Tag Archives: plasma thruster

Air-gunned to orbit, plasma thrust to Mars

Here’s another prospect to add to the list of alternatives to rocketry, if only for launching inert and non-fragile stuff like fuel or water into orbit. It’s a dirty great air-gun, basically:

At the Space Investment Summit in Boston last week, Hunter described a design for a 1.1-kilometre-long gun that he says could launch 450-kilogram payloads at 6 kilometres per second. A small rocket engine would then boost the projectile into low-Earth orbit.

While humans would clearly be killed and conventional satellites crushed by the gun’s huge g-forces, it could lift robust payloads such as rocket fuel. Finding cheap ways to transport fuel into space will lower the cost of keeping the International Space Station in orbit, and in future it may be needed to supply a crewed mission to Mars.

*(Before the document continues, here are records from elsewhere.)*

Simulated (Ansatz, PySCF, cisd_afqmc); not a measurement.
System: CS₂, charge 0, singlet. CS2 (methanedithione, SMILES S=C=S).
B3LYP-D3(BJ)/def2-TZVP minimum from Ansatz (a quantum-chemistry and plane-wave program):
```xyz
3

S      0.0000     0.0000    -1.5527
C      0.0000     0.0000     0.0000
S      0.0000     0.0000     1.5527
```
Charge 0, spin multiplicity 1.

The gun would cost $500 million to build, says Hunter, but individual launch costs would be lower than current methods. “We think it’s at least a factor of 10 cheaper than anything else,” he says.

A factor of ten is a lot of money, meaning that initial investment could probably be recouped pretty fast. But is a Jules Verne-style cannon a sexy enough idea to attract the funding? It’s limited range of cargo will probably count against it, for a start.

Meanwhile, the Ad Astra company is making strides with its prototype VASIMR plasma engine, which will hopefully be way more efficient than traditional thruster designs. Fitting one to the ISS could save literally tonnes of orbit-adjustment fuel expenditure per year, and (once the tech is scaled up) plasma engines could get a spacecraft to Mars in little over a month. Here’s a brief video if the VASIMR being tested:

It’s a bit quieter than a regular rocket, isn’t it? But still more exciting than a big air-gun… which may partly explain the enduring romance of rocketry.